Implicit Velocity Correction Schemes for Scale-Resolving Simulations of Incompressible Flow: Stability, Accuracy, and Performance

TL;DR

This paper compares implicit velocity correction schemes for high Reynolds number flow simulations, demonstrating they significantly extend stability limits and reduce overall computation time with minimal accuracy loss.

Contribution

It introduces and evaluates two implicit velocity correction methods, showing their advantages over standard semi-implicit schemes in stability and efficiency for complex geometries.

Findings

Implicit schemes extend stability limits by up to two orders of magnitude.

Overall time-to-solution is reduced by up to a factor of eleven.

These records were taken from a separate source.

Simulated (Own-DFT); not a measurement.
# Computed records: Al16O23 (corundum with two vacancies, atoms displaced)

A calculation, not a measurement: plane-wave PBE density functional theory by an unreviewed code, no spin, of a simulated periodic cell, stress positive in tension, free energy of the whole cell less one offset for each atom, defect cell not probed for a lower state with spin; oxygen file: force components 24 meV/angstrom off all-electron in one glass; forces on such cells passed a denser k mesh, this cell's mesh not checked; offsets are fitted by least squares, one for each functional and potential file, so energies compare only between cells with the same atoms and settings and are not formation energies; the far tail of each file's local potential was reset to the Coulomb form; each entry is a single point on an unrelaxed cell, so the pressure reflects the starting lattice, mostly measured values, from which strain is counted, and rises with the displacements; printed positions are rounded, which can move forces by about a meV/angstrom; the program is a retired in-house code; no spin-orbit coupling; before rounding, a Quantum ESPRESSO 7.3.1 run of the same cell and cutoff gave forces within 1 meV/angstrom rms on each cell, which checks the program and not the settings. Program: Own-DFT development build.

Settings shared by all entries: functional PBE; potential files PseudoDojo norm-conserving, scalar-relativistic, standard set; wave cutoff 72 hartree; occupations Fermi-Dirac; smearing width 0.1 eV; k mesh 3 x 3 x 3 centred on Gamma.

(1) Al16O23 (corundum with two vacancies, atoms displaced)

Large time steps have minor impact on flow statistics and transition resolution.

Abstract

Scale-resolving simulations of high Reynolds number incompressible flows are often limited by the Courant-Friedrichs-Lewy (CFL) stability restriction imposed by explicit time-stepping schemes, resulting in small time step sizes and long time-to-solution. In this work, we systematically compare two implicit formulations of the velocity correction scheme -- a linear-implicit approach and a sub-stepping (or semi-Lagrangian) method -- against a standard semi-implicit formulation within a high-order spectral/hp element framework. The schemes are assessed in terms of stability limits, temporal accuracy, and computational performance for implicit large-eddy simulation of the Imperial Front Wing benchmark, a complex high Reynolds number geometry with curved surfaces that imposes strict CFL constraints. Both implicit schemes extend the stability limit by up to two orders of magnitude in time step size. While increasing the cost per time step, they reduce the overall time-to-solution by up to a factor of eleven. Accuracy analysis shows that time step sizes up to twenty times larger than the explicit limit have only minor impact on resolving laminar-turbulent transition and key flow statistics. The results quantify the trade-off between stability, accuracy, and computational cost for implicit velocity correction schemes on complex geometries and provide guidance for selecting time integration strategies in large-scale scale-resolving simulations.